Three quick notes after a week of travel:
First: Last week I posted about how Ethiopian Airlines took delivery of their first Boeing 787 airplanes before any other carrier in the US. This week, United and Boeing had what best could be described as a bad week with United’s 787s grounded by the FAA due to safety concerns. After the grounding, I boarded a United flight and as we took our seats the flight crew ran the standard commercial video on the entertainment system. It was Jeff Smisek (CEO of United) touting United’s new 787 Dreamliner and how customers would be lining up to ride in the new planes. It was the first time I’ve ever seen one of those videos strike a nerve with the passengers.
They laughed out loud at United. On a United plane.
One would think, in this instantaneous world, that United would instruct their crews to throw in an old video until the 787s are flying again. Either way, the lesson for large corporations that are in the public eye is to make sure the marketing message is aligned with the news cycle, and that doesn’t mean weekly. It means hourly.
Second: I was driving in Manhattan – something I tend to avoid – and fired up Hertz’s “NeverLost” GPS system to help me find the best route to LaGuardia. It couldn’t locate the satellite for several minutes, so I went to the Apple Maps app via Siri and asked for directions. This means I was at the mercy of Apple Maps (which earlier in the week, when I clicked on a NYC address on 55th, provided me with a map of 55th street in Lubbock, Texas) and a non-functional Hertz GPS. The problems worsened with the Hertz system came on line, and began to argue with Siri. I promptly took a circuitous route throughout Queens until I killed Siri and put myself in the hands of Hertz. Lesson: read the map before jumping into the rental car.
Third: We are awash in stories and commentary pointing to the awesome power of analytics and deep reserves of data. As someone who has been in both the analytics and intelligence business, I have some misgivings about all of this. During my travels this week, I read two things that underscore the challenges inherent in making decisions with mountains of data. First this quote, from a 2003 essay from Malcolm Gladwell called “Connecting the Dots”:
The central challenge of intelligence gathering has always been the problem of “noise”: the fact that useless information is vastly more plentiful than useful information.

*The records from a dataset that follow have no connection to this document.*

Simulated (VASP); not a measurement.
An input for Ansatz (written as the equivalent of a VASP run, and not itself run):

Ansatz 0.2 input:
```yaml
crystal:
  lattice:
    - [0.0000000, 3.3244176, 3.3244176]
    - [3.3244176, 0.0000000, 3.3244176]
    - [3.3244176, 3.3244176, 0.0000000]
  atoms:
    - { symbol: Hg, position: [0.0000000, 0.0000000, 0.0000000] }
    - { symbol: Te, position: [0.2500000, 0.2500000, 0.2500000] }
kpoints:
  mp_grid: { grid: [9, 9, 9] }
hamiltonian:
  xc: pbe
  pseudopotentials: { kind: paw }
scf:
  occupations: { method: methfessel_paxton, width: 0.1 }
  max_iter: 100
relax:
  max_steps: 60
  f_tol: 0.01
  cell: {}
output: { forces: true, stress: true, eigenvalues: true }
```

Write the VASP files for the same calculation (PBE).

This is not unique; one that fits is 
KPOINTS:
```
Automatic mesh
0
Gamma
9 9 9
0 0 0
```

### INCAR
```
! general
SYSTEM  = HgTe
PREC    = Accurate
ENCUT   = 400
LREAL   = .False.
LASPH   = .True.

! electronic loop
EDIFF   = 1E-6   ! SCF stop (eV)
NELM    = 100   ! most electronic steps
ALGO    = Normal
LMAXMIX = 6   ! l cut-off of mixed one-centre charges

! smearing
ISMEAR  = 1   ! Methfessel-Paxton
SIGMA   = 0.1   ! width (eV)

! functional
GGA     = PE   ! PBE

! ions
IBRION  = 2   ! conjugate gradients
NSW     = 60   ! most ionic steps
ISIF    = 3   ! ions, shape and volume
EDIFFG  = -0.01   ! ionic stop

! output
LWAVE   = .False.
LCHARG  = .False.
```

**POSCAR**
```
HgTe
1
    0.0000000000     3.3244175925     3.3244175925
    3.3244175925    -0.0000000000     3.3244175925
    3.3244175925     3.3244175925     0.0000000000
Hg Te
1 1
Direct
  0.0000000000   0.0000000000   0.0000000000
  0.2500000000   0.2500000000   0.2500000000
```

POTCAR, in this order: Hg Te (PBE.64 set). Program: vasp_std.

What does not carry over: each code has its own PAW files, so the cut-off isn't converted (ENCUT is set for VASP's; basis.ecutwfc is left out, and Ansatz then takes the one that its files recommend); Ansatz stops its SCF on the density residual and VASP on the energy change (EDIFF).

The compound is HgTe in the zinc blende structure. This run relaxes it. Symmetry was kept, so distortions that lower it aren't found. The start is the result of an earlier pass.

The second from this article titled “Why innovation is so hard”:
“Stop collecting excessive data. It stops you from running meaningful experiments. Better to make a little, sell a little, and learn a lot.
Bottom line: sometimes data gives us the false confidence that we can turn the subjective into the objective. It also can cause organizations to favor “perfect eventually” over “good today”.
The task, therefore, for innovators is not to get more data, but to understand what available data is helpful (not much, as it usually turns out) and to act in the face of conflicting information.
As Dorothea Brande said: “Act boldly, and unseen forces will come to your aid”. That is great wisdom indeed for tomorrow’s leaders who will not be faced with too little information, but with too much.